Skip to content

LeaderElectionDisrupt

Danger Level: High

Deletes a Lease object to force leader re-election, then cleans up the backup on revert.

Spec Fields

Field Type Required Default Description
name string Yes - Name of the Lease to delete
ttl duration No 300s Auto-cleanup duration

How It Works

LeaderElectionDisrupt gets the target Lease, serializes it to JSON, stores the backup in a ConfigMap (named chaos-backup-lease-<name>), and deletes the Lease. This forces all candidates in the leader election to compete for a new Lease, triggering re-election.

API calls: 1. Get the target Lease 2. Create (or Update) a backup ConfigMap with the serialized Lease JSON 3. Delete the Lease to trigger re-election 4. On revert: check if the Lease was recreated by the controller. If not, restore from backup. Then Delete the backup ConfigMap.

Cleanup: The revert intentionally does NOT restore a stale Lease if the controller has already re-elected. It only restores the Lease from backup if no new Lease exists, preventing conflicts with a legitimately re-elected leader. The backup ConfigMap is always cleaned up.

Crash safety: The backup ConfigMap persists after a crash. Use operator-chaos clean to find orphaned backups by the managed-by label. In most cases, the controller will have already re-created the Lease on its own.

Disruption Rubric

Expected behavior on a healthy operator: The controller detects the missing Lease within one lease renewal interval (typically 2-10 seconds). All candidates attempt to acquire a new Lease. One wins the election and resumes reconciliation. The brief gap in reconciliation should not cause data loss or corruption.

Contract violation indicators: - No new Lease is created within 60 seconds (indicates broken leader election configuration) - Multiple controllers believe they are leader simultaneously (split-brain, indicates missing fencing) - Reconciliation does not resume after re-election (indicates the new leader failed to initialize) - Controller enters CrashLoopBackOff after losing the Lease (indicates fatal error handling on Lease loss)

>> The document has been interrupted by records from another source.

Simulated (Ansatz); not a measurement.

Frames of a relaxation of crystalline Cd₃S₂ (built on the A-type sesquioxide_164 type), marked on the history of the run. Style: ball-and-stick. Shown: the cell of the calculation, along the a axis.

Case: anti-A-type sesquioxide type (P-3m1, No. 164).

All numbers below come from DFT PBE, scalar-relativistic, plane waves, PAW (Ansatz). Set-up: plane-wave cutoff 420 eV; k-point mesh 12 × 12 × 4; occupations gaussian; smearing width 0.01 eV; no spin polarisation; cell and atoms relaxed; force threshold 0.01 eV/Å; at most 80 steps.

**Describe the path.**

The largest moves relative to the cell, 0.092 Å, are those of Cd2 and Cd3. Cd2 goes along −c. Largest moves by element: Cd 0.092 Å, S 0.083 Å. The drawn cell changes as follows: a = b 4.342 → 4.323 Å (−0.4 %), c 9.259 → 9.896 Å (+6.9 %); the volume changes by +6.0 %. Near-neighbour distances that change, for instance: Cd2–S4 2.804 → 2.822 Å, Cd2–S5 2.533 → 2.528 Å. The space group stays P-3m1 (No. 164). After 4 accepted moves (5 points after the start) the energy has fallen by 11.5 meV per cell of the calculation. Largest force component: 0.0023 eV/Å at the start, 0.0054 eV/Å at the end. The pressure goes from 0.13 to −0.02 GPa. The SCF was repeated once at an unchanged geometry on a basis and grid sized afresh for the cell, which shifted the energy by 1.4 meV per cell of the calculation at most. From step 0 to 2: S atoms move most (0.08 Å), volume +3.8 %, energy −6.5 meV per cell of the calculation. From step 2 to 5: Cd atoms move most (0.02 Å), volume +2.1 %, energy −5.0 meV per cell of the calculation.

Collateral damage risks: - Minimal for the Lease deletion itself. The disruption window is typically under 10 seconds. - If the operator has in-flight writes when the Lease disappears, those writes may be duplicated by the new leader (at-least-once semantics) - On single-replica Deployments, the same pod re-acquires the Lease, so the disruption is just the re-election delay

Recovery expectations: - Recovery time: 2-15 seconds for most controllers using client-go leader election with default settings (LeaseDuration=15s, RenewDeadline=10s, RetryPeriod=2s) - Reconcile cycles: 1 (new leader starts reconciliation from current state) - What "recovered" means: a new Lease exists with a valid holder, and reconciliation is actively processing

Cross-Component Results

Component Experiment Danger Description
odh-model-controller odh-model-controller-leader-election-disrupt high Deleting the leader Lease forces re-election. The controller re-acquires the Lease and resumes reconciliation within seconds.
kserve kserve-leader-election-disrupt high Deleting the kserve-controller-manager Lease forces re-election. The controller re-acquires the Lease and resumes reconciliation within seconds.
cert-manager cert-manager-leader-election-disrupt high Deleting the cert-manager Lease forces re-election. The controller re-acquires the Lease and resumes reconciliation within seconds.
knative-serving knative-serving-controller-leader-election-disrupt high Deleting the knative-serving controller Lease forces re-election. The controller re-acquires the Lease and resumes reconciliation within seconds.